This week's Community Column is written by Ross Greer, Scottish Green MSP for the West of Scotland region.

* * * * * * * * * * * * * *

The SNP’s education governance reforms are a deliberate distraction from the real problem facing our schools – a decade of devastating budget cuts.

Our pupils and teachers deserve better. Since the SNP came into government they have endured millions of pounds cut from education budgets, leading to 4,000 fewer teachers, almost a thousand fewer additional support needs specialists, over a third of school librarians gone and similar stories for support staff, school counsellors and others.

With the immense pressures put on remaining staff, morale is at an all-time low. A recent study found almost half of all teachers would leave in the next two years if they could.

Between unsustainable workloads and real-terms pay cuts year on year, teaching is no longer an attractive enough profession and we are left facing a chronic staff shortage as places on initial teacher education courses go unfilled.

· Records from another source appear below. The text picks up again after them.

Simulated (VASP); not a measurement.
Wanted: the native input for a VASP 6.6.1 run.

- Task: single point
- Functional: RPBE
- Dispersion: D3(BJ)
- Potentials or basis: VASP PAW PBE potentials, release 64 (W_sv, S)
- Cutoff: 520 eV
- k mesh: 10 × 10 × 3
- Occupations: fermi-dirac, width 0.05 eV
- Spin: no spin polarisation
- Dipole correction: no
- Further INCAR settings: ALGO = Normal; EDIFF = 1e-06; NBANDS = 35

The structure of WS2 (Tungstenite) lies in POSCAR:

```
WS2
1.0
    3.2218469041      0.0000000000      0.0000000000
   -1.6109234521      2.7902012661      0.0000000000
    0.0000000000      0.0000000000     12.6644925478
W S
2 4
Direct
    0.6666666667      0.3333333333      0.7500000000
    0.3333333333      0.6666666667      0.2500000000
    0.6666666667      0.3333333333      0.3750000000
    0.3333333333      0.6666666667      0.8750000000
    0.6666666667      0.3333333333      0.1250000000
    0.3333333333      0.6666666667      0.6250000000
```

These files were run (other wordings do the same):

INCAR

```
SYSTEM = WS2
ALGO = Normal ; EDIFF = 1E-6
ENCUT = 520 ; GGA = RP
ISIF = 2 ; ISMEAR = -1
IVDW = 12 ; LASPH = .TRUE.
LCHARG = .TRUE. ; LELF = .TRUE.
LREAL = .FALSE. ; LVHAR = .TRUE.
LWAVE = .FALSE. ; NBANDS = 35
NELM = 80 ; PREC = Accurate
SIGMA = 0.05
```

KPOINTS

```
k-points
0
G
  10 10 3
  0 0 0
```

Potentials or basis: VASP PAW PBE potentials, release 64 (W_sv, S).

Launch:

Yet instead of addressing the funding cuts which have caused these problems, the SNP is pressing ahead with governance reforms which nobody has asked for and which will do no good.

In Holyrood’s education committee, an education expert told me that the SNP’s reforms could be traced back to Conservative reforms from the late 1980s. Their aim is to diminish local council accountability over education.

This is an approach that increasingly relies on education “gurus” or “super heads”, a flawed strategy adopted south of the border that puts all its faith in select individuals at the top of a school and their ability to parachute in to save the day.

While good head teachers are certainly important to school management, these governance reforms risk giving heads free reign by undermining accountability via democratically elected local authorities.

There are serious concerns that these reforms could lead to a situation where poor school management decisions cannot be properly challenged, which will be detrimental to staff and pupils.

The SNP’s focus on ‘empowering’ heads has ignored the hugely important contribution of ordinary teachers to improving standards and attainment.

By failing to address the funding cuts that have devastated working conditions in schools and heaped additional workload onto staff, the needs of pupils will not be met.

By embarking on a reform agenda that ignores this central issue, the SNP risk diverting scarce resources and energy away from the classroom and into coping with reorganisation.